Skip to content

Remote Human Authorization

This page documents the implemented authorization and delegation system used by OpenPocket today.

Design goals:

  • keep long-running automation inside the local Agent Phone task loop
  • ask the user only when true real-world authorization/data is required
  • resume the local agent flow with auditable, scoped delegation
  • keep artifacts and request state inside the responsible agent's own state/
  • in multi-agent installs, reuse one relay/ngrok entry when needed without mixing requests across agents

Boundary Policy

Handled locally on Agent Phone (no human auth)

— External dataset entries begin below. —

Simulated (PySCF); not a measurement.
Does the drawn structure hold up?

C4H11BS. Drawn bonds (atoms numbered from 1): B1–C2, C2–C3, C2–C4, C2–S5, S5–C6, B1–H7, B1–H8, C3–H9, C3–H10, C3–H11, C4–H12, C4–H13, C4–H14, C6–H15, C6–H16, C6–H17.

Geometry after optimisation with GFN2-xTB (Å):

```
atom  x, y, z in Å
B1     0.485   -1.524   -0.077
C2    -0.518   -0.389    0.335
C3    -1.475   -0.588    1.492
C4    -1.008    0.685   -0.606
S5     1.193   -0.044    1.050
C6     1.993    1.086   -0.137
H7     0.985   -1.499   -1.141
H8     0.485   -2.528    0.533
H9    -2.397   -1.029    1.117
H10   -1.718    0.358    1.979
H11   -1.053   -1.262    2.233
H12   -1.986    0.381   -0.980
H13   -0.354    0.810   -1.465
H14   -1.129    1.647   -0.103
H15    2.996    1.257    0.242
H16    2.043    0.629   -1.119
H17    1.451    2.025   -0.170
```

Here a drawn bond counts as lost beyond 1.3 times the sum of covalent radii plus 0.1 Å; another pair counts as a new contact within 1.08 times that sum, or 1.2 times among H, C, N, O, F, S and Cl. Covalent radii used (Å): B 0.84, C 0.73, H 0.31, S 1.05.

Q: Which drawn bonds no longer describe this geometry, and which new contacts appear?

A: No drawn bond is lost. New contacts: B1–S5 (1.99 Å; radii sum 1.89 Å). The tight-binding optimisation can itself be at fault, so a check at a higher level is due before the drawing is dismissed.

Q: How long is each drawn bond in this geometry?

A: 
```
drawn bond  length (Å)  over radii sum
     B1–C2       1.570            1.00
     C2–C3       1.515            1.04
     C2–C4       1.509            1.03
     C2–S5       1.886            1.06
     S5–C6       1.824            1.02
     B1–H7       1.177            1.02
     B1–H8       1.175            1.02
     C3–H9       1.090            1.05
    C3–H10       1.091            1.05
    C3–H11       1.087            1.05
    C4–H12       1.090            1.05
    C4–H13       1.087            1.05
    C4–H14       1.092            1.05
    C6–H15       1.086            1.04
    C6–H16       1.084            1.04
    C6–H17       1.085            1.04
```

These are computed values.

  • Android runtime permission dialogs inside Agent Phone (permissioncontroller, packageinstaller)
  • runtime auto-detects and taps allow/reject target based on policy

Escalated to human auth

  • real-device/sensitive checkpoints (OTP, camera capture, biometric-like approval, payment, OAuth, etc.)
  • any step where model explicitly emits request_human_auth
  • Capability Probe detects hardware access (camera, microphone, location, photos) from foreground app

Template-Driven Human Auth Portal

Human Auth pages are no longer fixed to one hardcoded layout. request_human_auth can include an optional uiTemplate object, and relay renders each request page from:

  • a fixed secure shell (top title, remote takeover section, full context section)
  • plus sanitized per-request middle/approve customization from agent

Template controls can define:

  • dynamic title/summary/hint
  • form schema (custom fields and validation)
  • style variables (brand/background/font)
  • agent-generated middle section (middleHtml, middleCss, middleScript)
  • agent-generated approve hook (approveScript)
  • reusable template file path from Agent Loop coding flow (templatePath, JSON in workspace)
  • allowed attachment channels (text/location/photo/audio/file)
  • artifact policy (artifactKind, requireArtifactOnApprove)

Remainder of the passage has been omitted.